The Sins of Someone and other wrestling news

Matt Hardy and Santa Claus

Wrestling news that's making its case to host the 2016 Olympics:

*Matt Hardy is "exhausted from being punished because of someone else's sins." Most wrestling people assume this is a reference to his brother Jeff, of course, but actually he's talking about the new ring announcer, who supposedly got yelled at on her first day on the job despite getting an intense eight minutes of training. Oh, one other thing here: Matt's referencing how he's essentially been off TV since Jeff's, um, little situation. I can see how that would be frustrating sure, but is it really exhausting to work less?

*The Boogeyman is still missing so it's not funny anymore. Argh.

*Also crappy: tsunamis. Samoa Joe has stepped up for his people, of course, but there's a hidden tragedy the rest of the media is missing: because Joe has to work on tsunami relief, he has to hold back on a hugely important project!

Someone hacked Jay Lethals myspace. I am now trying to convince him only to re add hot chicks

*REMEMBER THE THREE DEMANDMENTS BROTHER - the training, the prayers and the... Hogan Energy™ Granules?

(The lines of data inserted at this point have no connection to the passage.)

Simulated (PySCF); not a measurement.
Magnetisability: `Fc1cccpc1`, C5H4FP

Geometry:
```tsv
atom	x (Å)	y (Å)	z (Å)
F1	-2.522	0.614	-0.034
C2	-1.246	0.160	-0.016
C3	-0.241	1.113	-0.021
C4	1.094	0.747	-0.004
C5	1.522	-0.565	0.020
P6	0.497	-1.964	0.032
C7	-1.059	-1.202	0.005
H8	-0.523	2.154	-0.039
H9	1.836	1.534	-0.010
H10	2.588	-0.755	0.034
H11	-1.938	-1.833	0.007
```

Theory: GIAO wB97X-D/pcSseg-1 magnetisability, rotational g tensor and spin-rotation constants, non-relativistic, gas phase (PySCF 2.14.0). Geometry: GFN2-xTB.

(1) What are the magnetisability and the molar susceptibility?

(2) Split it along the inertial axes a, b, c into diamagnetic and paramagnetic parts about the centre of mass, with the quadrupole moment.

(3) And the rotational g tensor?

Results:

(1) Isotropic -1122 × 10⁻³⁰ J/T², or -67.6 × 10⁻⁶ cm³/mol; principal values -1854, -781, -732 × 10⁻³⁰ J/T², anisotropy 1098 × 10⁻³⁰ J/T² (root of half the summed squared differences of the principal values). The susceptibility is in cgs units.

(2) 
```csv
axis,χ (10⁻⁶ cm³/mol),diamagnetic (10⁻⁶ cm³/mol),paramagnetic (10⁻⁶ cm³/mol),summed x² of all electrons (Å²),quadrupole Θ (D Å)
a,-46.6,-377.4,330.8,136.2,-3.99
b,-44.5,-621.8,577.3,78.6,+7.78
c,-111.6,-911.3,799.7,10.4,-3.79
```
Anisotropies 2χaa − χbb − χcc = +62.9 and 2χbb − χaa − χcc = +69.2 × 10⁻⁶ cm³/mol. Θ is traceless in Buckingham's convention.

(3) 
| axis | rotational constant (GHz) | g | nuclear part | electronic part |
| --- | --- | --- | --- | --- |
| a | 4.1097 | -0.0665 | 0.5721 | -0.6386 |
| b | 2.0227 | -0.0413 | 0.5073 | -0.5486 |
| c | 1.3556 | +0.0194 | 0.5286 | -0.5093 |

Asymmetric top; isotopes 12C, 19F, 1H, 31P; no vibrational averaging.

Hulk Hogan's foray into the supplement world currently consists of his first product Hogan Energy™ Extreme Energy Granules, a first of its kind fast melting granule that you pour directly into your mouth for fast absorption and rapid onset of energy.

Hogan is moving into territory already occupied by JBL and his energy drinks, so expect the Layfield voicemail to get a hilarious Hell's Angels-laced threat/prank call any day now. Also, Vince is gonna be popping like 40 of these during every taping.

*Danny "Shoots on Screech" Bonaduce isn't too happy with the Hulk either; Danny turned down the Hulkamania world tour because the pay was "[expletive]," aka 40 bucks, a bottle of energy granules, a personalized do-rag and some magic beans.